CHAPTER 14: CHRIST PLEADS HIS WILL

 

"Father, I will that they also, whom thou hast given me, be with me where I am..." -- JOHN 17:24

Jesus presented the precious legacy of His prayer when He offered His intercessory prayer preserved for us by John. The Lord let His disciples have the pleasure of knowing what His intercession for them in heaven as their High Priest was like. The disciples had heard the Savior pray for them many times, but they had never heard Him pray as He did at this particular time. They must have been deeply impressed by the simplicity of His approach to the Father. They heard Him pray with the implicit confidence of the Beloved Son, Who is coequal and eternal with the Father. They must have realized that Christ breathed into His intercessory prayer the efficacy and power of His endless life.

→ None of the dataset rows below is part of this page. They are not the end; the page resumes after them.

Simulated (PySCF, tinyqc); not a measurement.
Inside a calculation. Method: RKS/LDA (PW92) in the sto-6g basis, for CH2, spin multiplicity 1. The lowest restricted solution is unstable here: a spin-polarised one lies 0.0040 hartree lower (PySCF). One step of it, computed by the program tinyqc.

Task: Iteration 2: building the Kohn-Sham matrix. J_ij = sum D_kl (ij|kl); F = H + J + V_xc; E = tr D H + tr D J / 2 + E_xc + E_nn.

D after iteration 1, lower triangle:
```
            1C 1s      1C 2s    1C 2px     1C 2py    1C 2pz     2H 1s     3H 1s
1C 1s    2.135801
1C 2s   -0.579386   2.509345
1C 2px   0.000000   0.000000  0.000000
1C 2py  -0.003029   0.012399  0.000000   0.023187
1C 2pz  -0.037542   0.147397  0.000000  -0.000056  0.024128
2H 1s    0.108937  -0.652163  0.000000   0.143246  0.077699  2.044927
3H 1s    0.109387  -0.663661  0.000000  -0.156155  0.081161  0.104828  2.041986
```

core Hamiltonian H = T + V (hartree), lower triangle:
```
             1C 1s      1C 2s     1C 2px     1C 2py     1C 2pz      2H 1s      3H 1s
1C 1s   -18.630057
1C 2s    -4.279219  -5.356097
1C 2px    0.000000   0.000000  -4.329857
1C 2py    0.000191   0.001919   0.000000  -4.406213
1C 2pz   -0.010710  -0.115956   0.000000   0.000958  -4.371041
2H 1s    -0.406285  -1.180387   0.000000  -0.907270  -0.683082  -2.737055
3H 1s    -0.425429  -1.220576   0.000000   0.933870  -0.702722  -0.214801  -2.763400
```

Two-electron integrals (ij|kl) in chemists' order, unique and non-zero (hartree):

Jesus presented the priceless legacy of His prayer to the Father when He said, "Father, I will that they also, whom thou hast given me, be with me where I am; that they may behold my glory, which thou gavest me: for thou lovedst me before the foundation of the world." These gracious words of Jesus reveal His final will regarding the blessed estate of the redeemed. His inalienable right to plead His will before the Father is based on His finished work in the world. He said,

"I have glorified thee on the earth: I have finished the work which thou gavest me to do." -- v. 4.

Jesus made it clear that His intercessory prayer is an integral part of His redemptive work on the cross. His finished work and His final will are one in the Divine plan of salvation.

It has pleased the Savior to disclose the final fulfillment of all He has willed and devised for His purchased people. The pleasing prospect of being with Him where He is shall be fulfilled to the glory of the Father and to the everlasting admiration and joyful acclamation of His adoring saints.

It was difficult for the disciples to understand the Savior's avowed purpose to go away. Their minds were sorely perplexed and their hearts troubled by the disturbing fact of His sufferings and death. They thought that He was leaving them alone to serve and suffer in a world hostile toward all they believed and preached. Perhaps they had almost reached the point of accepting final defeat when Jesus revived their faltering courage, saying,

"Let not your heart be troubled: ye believe in God, believe also in me. In my Father's house are many mansions: if it were not so, I would have told you. I go to prepare a place for you." -- John 14:1,2.

Let us emphasize His gracious words, "...A place for you." Our Lord revealed the purpose of His departure when He uttered these immortal words. He lifted the veil between time and eternity to establish the faith of His troubled people. He enabled His ransomed saints to see the heavenly home of the soul with the eyes of their hearts. He would have His people rest their faith on His comforting words, "In my Father's house are many mansions..."

There will be no homeless children in the family of God. All shall dwell in stately mansions throughout the endless day. This unfriendly world has no permanent abiding place for the children of God. They were born in this world, and many shall be buried in this world, but this passing world is not their home. They have no continuing city on the earth. God's people are citizens of the celestial City, the heavenly Jerusalem, which John saw coming down from heaven, prepared as a bride adorned for her husband.

Perhaps we are disposed to think of the eternal pleasure and ineffable joys to be obtained in the place prepared for His people. We try to visualize the beauty of the City whose Builder and Maker is God. We are inclined to wonder about the skill of the Infinite Artist who has blended the seven prismatic colors of white light to enhance the resplendent glory of the holy habitation of the redeemed.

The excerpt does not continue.